It is a totally spring-like day so gardening is on my mind. Last week I covered the initial construction of my mega-pole bean apparatus. Last week's pole bean diary. My son came over and we attached 14 slats to the horizontals. His work is always so precise it boggles my mind.
We then lined the whole trench with hardware cloth, as gopher protection. In my experience it can last as long as 10 years.
Next process is to fill the trench with dirt. I got some from an old compost site, plus some potting soil. Then I transcended my hatred for gophers and walked around the farm looking for gopher holes, and shoveled the gopher dirt into a wheelbarrow for the trench. It is beautiful soil. I need quite a bit more but have time because the plants are not ready to transplant.
After the inch of rain Friday the tomato bed looks lush and the 36 tomatoes are growing rapidly. Most have flowers.
Plenty to share by June.
Sometimes onions get the wrong idea and start to produce a seed head rather than putting energy into bulb production. I disabuse them of this by breaking that off.
I love watercress but it's so expensive that I decided to grow my own. Never having grown it before, I planted some in the Fall. It grew so slowly that I could hardly differentiate it from the inevitable weeds. Now that it's warming up it's moving along. I'm starting more in the greenhouse for a summer crop.
Wimpy but tasty.
Three years ago I planted a nectarine tree in the corner of the garden. Not wanting to have a huge tree there I specified a "dwarf" tree. Well, dwarfing techniques must be pretty good nowadays because LOL it's the same size as when I planted it. Who knows?
Peewee tree.
I planted brussels sprouts in the fall, intermixed with red onions. Birds devastated the leaves and I thought the crop was toast. Then they recovered somewhat and I had hope.
Here they are today. Sprouts are forming on some of the stalks but it seems the bird devastation might have been too much for the mature potential. There's always something.
Stepping back, you see that wherever we haven't planted yet fills with California Poppies. In the back is the mass of fava beans which is a cover crop. I harvested a bunch of them yesterday which will be for tonight's dinner.
Everything is in gopher-proof (we hope) beds.

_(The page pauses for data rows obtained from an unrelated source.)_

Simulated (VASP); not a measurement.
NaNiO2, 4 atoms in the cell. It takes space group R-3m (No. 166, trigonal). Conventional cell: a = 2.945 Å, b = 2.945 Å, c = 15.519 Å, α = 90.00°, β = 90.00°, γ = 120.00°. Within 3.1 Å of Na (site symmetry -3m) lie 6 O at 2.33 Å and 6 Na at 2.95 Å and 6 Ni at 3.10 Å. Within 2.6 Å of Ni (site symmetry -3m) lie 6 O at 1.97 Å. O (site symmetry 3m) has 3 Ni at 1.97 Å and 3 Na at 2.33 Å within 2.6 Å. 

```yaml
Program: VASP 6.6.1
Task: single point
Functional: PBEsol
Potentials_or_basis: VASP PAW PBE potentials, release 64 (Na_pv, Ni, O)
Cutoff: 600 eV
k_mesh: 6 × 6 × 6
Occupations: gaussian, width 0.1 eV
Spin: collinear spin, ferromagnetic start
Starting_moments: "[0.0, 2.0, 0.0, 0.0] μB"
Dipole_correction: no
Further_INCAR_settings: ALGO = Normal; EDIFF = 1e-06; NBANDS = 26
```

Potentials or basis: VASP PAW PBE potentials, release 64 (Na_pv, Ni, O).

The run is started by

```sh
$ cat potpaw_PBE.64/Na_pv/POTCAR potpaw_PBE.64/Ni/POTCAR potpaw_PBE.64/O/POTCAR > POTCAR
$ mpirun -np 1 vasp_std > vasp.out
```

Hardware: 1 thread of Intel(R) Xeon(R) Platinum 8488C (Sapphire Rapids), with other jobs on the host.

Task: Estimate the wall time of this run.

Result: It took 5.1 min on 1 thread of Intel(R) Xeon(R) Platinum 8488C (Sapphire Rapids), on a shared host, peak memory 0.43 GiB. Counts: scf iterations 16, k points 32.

One last story. We removed the inoperable floor furnace from the dining room and of course I wanted to patch the hole. I contacted quite number of floor places and they all said "We don't do that. We'll weave it in and re-finish your whole room, that'll be $1800."
My son said he could do what I wanted and so he did; a perfectly matched job upon which he's doing the final sanding as we speak. We found the original stain, too. I couldn't be more pleased.
I hope your day is going perfectly or even better than that.